PM Howard’s repression of strikes is political and ideological and some form of political revenge about what happened 45 years. The 1970’s union struggles were against employer over-use of penal powers against strikes. National strikes then responded to the jailing of union leader Clarrie O’Shea, who refused to pay strike fines, see Hutson (1983). They rendered the then anti-strike laws inoperable, ‘dead letters.’

What is Kevin Rudd’s reason? Is it the same ideology, listing only how strikes are harmful? Is it responding like Howard to the pressure from big corporations in the AMMA and BCA to stop any strike in the resources sector?

Kevin Rudd could have adopted a more modern tone respecting a strike as a necessary means of workers and their unions to exercise bargaining strength as a last resort, and requiring a lawful strike where workers are not punished, sacked or their unions penalised with fines.

Union struggles against penal powers

The unions have a long history of struggle for protection from penal powers against strikes, arguing for statutory immunity from the severity of common law and statutory liability. It was argued that legal recognition should be made for the individual worker to have some freedom from serfdom or from forced labour or being tied to the master, and as an individual was not subject to the ancient common law discredited doctrines that any strike was a tort, a civil wrong or a breach of contract.

It was not until the 1993 ALP Keating government that labour laws were enacted with greater freedom for unions to bargain collectively in enterprises, with a limited right to strike, ‘protected action’ (protected against the common law and statute law sanctions so workers could not be punished). This enterprise bargaining industrial action was not unlawful and accepted by all, including employer organisations. The International Labour Organisation, ILO, minimum standards was a basis for such union rights.

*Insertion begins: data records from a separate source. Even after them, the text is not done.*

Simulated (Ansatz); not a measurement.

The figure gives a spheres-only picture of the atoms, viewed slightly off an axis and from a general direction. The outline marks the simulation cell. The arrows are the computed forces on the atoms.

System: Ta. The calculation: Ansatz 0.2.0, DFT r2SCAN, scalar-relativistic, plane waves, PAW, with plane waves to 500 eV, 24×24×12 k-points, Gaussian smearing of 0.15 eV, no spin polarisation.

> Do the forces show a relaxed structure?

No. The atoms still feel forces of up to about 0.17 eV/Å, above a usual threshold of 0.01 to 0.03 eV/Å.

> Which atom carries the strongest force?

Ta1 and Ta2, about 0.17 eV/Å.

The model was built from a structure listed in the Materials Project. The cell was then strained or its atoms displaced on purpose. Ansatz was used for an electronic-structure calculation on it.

ILO principles protecting the right to strike

The ILO Constitution asserts ‘labour is not a commodity’ and aims for ‘social justice’ in the workplace that is to take precedence over other economic goals. The ILO Committee of Experts on the Application of Conventions and Recommendations (CEACR) (consisting of 20 expert jurists) and the tripartite Committee on the Freedom of Association (CFA) make clear the obligations of member states. They give effect to the two main Conventions, Convention No 87 Freedom of Association and the Right to Organise Convention 1948, and Convention No 98, Right to Organise and Collective Bargaining Convention 1949. Both were ratified by the Whitlam government in 1973 and are binding (Creighton and Stewart 2005:chapters 3, 18). They were highlighted by the ILO Declaration on the Fundamental Principles and Rights at Work 1998, agreed to by the Howard government.

Union freedom of association is a human right and the freedom to strike essential to it, Ben-Israel (1988).

The phenomenon of the strike is one of the crucial problems of contemporary industrial relations because it lies at the very core of the legal regulation of industrial conflict. The strike is basic to the distribution of power between capital and labour, and also forms part of the problem of the autonomy of groups and their relationship to the State. The concept of the strike relates to issues, which lie at the heart of the ideological conflicts of industrial relations. …Since the late 1940’s…a basic consensus emerged, albeit slowly and somewhat grudgingly. The social partners’ freedom of recourse to concerted activity gained recognition as an essential element of industrial relations without which freedom of association could not exist. Freedom of association is a fundamental human right…Hence the freedom to strike has emerged as an essential tool for the implementation of such a basic freedom as freedom of association.

The jurisprudence from the ILO committees provide the principles for what is required to protect freedom of association and the right to strike, integral to uphold these human rights Conventions.

The UN’s Universal Declaration of Human Rights and their International Covenants have important obligations for freedom of union association. Article 8, paragraph 1(d) of the ILO’s International Covenant on Economic, Social and Cultural Rights of 1966 (agreed to by Australia) provides for

The right to strike, provided it is exercised in conformity with the laws of the particular country.

The ILO emphasised their key position on the right to strike in 1983.

The right to strike is one of the essential means available to workers and their organisations for the promotion and protection of their economic and social interests. These interests not only have to do with obtaining better working conditions and pursuing collective demands of an occupational nature but also with seeking solutions to economic and social policy questions and to labour problems of any kind which are of direct concern to the workers.

The socio-economic breadth of these principles emphasises the importance of the scope of legitimate union industrial action, a scope freely allowed for unions to determine. The UN Committee on Economic, Social and Cultural Rights (CESCR) in 2002 recommended Australia take steps to not prohibit the right to strike. Novitz 2003: 293) cites the ILO:

Organisations responsible for defending workers’ socio-economic and occupational interests should… be able to use strike action to support their position in the search for solutions to problems posed by major social and economic policy trends which have a direct impact on their members and on workers in general, in particular as regards employment, social protection and the standard of living.

The 1996 Workplace Relations Act began the process of circumscribing this right to strike. That legislation failed to comply with minimum ILO standards for the protection of the right to strike (ICTUR 1999-2004;White 2005b). The International Centre for Trade Union Rights (ICTUR 1999-2004) made even more trenchant criticism of WorkChoices.

This right to strike, as freedom of association, remains a basic workers’ right and is ACTU policy. The union principle is to argue to be able to withdraw labour without sanctions. Ordinary working people assert their right to strike as an entitlement in bargaining with the more powerful employer. Workplace disagreements, depending on the employer’s response, develop where there is a willingness to use strike action to advance claims and resolve the dispute in the interests of members. Workers’ conduct develops from cooperation and subordination to forms of challenge and workplace conflict. Strikes are workers’ strategic responses to employers’ actions in such conflict.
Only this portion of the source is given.